Posting an updated question from my last post as I think my requested output was a bit too complicated group_by edit distance between rows over multiple columns. Here, I have simplified the desired output.
I have the following data frame.
Input:
class id q1 q2 q3 q4
Ali 12 1 2 3 3
Tom 16 1 2 4 2
Tom 18 1 2 3 4
Ali 24 2 2 4 3
Ali 35 2 2 4 3
Tom 36 1 2 4 2
- class indicates the teacher's name,
- id indicates the student user ID, and,
- q1, q2, q3 and q4 indicate marks on different test questions
Requirement:
I am interested in finding potential cases of cheating. I hypothesise that if the students are in the same class and have similar scores on different questions, they are likely to have cheated. I realise it's a very naive assumption - I have just made up this example so that I can use this code in another context.
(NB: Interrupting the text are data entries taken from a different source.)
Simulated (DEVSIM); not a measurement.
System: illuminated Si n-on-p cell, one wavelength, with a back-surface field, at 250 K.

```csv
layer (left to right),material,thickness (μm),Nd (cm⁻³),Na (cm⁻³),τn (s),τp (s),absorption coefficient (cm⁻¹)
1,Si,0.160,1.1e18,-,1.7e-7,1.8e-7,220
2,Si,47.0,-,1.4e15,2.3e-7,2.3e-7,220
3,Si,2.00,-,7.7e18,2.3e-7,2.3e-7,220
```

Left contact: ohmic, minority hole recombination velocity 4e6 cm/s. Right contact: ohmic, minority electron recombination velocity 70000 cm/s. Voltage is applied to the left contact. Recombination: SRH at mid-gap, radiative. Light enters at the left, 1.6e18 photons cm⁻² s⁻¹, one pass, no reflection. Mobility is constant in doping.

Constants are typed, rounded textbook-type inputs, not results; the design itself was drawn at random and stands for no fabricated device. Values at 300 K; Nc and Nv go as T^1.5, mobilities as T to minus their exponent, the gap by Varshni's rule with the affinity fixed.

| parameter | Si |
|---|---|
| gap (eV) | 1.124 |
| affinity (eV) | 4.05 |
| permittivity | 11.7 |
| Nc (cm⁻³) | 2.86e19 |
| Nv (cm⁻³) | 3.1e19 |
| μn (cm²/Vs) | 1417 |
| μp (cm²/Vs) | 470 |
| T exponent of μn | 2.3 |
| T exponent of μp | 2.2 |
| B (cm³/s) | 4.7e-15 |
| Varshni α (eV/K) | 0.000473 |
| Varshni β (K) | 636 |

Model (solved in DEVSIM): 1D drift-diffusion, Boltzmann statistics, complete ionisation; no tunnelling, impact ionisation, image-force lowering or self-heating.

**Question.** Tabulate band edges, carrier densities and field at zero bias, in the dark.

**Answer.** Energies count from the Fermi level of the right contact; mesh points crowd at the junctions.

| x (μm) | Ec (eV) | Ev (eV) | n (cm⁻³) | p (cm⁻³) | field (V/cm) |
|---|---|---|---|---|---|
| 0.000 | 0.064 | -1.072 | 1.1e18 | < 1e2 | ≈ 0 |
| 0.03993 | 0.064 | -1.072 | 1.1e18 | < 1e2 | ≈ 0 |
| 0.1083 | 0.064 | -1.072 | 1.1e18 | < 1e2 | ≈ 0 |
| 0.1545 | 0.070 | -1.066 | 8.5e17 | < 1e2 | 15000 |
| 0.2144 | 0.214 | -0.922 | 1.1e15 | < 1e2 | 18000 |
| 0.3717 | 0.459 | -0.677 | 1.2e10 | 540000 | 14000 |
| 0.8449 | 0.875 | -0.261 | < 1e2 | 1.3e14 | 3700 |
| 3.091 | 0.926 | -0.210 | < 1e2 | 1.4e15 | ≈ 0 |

For example, looking at the class Tom, the IDs 16 and 36 have the same scores across the columns q1, q2, q3 and q4, which means that their score difference is zero (the difference between corresponding entries is zero).
Therefore, I want to calculate the row-wise sum of the absolute difference between multiple columns where the rows are grouped by class name. Based on this absolute difference, I want to include additional columns such as diff0, diff1, diff2 and diff3:
- diff0: For a given ID, this column lists all the other id's that have a pairwise difference of zero with this student, given that they belong to the same class.
- diff1: For a given ID, this column lists all the other id's that have a pairwise difference of one with this student, given that they belong to the same class. and lastly,
- diff2: For a given ID, this column lists all the other id's that have a pairwise difference of three with this students, given that they belong to the same class etc.
My desired output is as below:
class id q1 q2 q3 q4 diff0 diff1 diff2 diff3
Ali 12 1 2 3 3 NA NA 24,35 NA
Tom 16 1 2 4 2 36 NA NA 18
Tom 18 1 2 3 4 NA NA NA 16,36
Ali 24 2 2 4 3 35 NA 12 NA
Ali 35 2 2 4 3 24 NA 12 NA
Tom 36 1 2 4 2 16 NA NA 18
Is it possible to achieve this using dplyr?
Related posts:
I have tried to look for related solutions, but none of them addresses the exact problem that I am facing, e.g.,
R - Calculate the differences in the column values between rows/ observations (all combinations), Creating new field that shows stringdist between two columns in R?, R Calculating difference between values in a column, and, R Calculate the difference between values from one to all the other columns
dput()
For your convenience, I am sharing data dput():
structure(list(class =
c("Ali", "Tom", "Tom", "Ali", "Ali", "Tom"),
id = c(12L, 16L, 18L, 24L, 35L, 36L),
q1 = c(1L, 1L, 1L, 2L, 2L, 1L),
q2 = c(2L, 2L, 2L, 2L, 2L, 2L),
q3 = c(3L, 4L, 3L, 4L, 4L, 4L),
q4 = c(3L, 2L, 4L, 3L, 3L, 2L)), row.names = c(NA, -6L), class = "data.frame")
Any help on this would be greatly appreciated!